Alayet Banoora (Jordanian Tomato and Pepper Ragu)
Summer is in full swing, and my kitchen is flowing with fresh tomatoes and peppers. I also came upon a big bag of long skinny green peppers from Weee! which turned out to be quite spicy in a quick Chinese stir-fry with shredded pork (more on that in separate post). Last weekend, I read an article in WSJ about amping up summer vegetables with Middle Eastern spices. An interesting idea, and their photos looked enticing. The following is my version of Alayet Banoora, a Jordanian tomato and hot pepper ragu, and a lentil rice dish called Mujadara. I should know better that WSJ recipes, with no reader reviews and most likely never tested, are not reliable. But after some tweaking, I ended up with the most amazingly tangy, jammy, smokey and spicy ragu! An absolute keeper for any season! My finishing touch of adding fried Polish kielbasa bits to the Middle Eastern vegetarian ragu elevated the dish to its crowning height.
Alayet Bannora Ingredients:
1/4 cup olive or canola oil
2 tsp of cumin seeds
15 cloves of garlic (frozen Spanish garlic from Restaurant Depot), sliced
1/2 dried red pepper or 1/2 tsp hot red pepper flakes
3 large long spicy green peppers (see below), seeded and cut into chunks, optional
2 large red peppers and 1/2 yellow pepper (optional), rough cuts
3 1/2 pounds fresh tomatoes (I used one large heirloom from Whole Foods and 5 hot house cluster tomatoes from ShopRite), roughly chopped —can substitute with two 28 oz canned whole tomatoes
2 organic Kielbasa links from Costco, cut into small cubes.

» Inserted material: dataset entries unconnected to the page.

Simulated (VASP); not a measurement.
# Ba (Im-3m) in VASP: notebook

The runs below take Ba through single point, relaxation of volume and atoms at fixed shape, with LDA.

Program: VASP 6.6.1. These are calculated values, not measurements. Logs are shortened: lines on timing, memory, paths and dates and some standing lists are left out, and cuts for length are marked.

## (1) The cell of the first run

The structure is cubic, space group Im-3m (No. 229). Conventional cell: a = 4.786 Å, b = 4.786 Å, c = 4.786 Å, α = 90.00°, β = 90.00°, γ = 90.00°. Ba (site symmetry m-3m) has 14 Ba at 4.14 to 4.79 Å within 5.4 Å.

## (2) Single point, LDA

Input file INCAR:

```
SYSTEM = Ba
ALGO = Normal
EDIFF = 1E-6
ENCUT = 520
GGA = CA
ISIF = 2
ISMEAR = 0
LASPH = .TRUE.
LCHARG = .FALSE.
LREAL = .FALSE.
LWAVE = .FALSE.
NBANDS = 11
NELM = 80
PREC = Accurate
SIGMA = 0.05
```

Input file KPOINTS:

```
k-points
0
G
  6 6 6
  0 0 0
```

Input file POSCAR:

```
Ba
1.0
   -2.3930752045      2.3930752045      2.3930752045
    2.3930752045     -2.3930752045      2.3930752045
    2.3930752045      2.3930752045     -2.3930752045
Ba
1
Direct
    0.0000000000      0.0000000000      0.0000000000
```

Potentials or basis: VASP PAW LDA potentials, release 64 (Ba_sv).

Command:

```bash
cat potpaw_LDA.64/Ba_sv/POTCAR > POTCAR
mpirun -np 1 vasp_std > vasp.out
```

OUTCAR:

2 tsp of Diamond kosher salt
Instructions:
In large sauce pan over medium heat, add cumin seeds and cook for 2-3 minutes until fragrant (cumin seeds can take the heat and you may cook a minute or two longer to smell the fragrance)
Add garlic slices and hot pepper flakes in oil and cumin mixture, cook until fragrant but not burnt (frozen garlic takes a few more seconds to come back to life beautifully)
Add spicy and sweet pepper pieces and cook for 3-5 minutes until peppers start to wilt a bit but garlic pieces are not burnt
Add chopped tomatoes, stir to mix, and bring to boil
Turn down heat and cook, covered, for 30 minutes
Take off lid from sauce pan, and continue to cook for 15-20 minutes until the ragu reaches a jammy consistency. The WSJ recipe only cooks the ragu for a total of 30 minutes, which is runny and far from jammy. To make this dish right, you will need to pay attention to the consistency after taking off the lid.
Fry Kielbasa pieces in a separate pan to brown them slightly and let grease leach out
Add fried Kielbasa pieces to ragu and cook for 10 more minutes to meld in the flavor.
Notes: Serve with Mujadara (lentil rice)
Ingredients and Instructions for lentil rice: Equal parts of long grain rice (I used basmati) and Mosoor lentil (which seems hardier than red lentils). The mistake I made was following the WSJ recipe and precooked lentils for less than 10 minutes. My lentils fell apart miserably and turned into mush. Next time, I would simply rinse rice and lentil together, add 1: 1.5 water ratio, and cook in quick rice setting in a rice cooker. Add geniuses amounts of olive oil, salt (about 1 tsp), and fresh ground black pepper for flavor. The lentil rice is delicious and goes very well with the ragu. Just bad texture this time.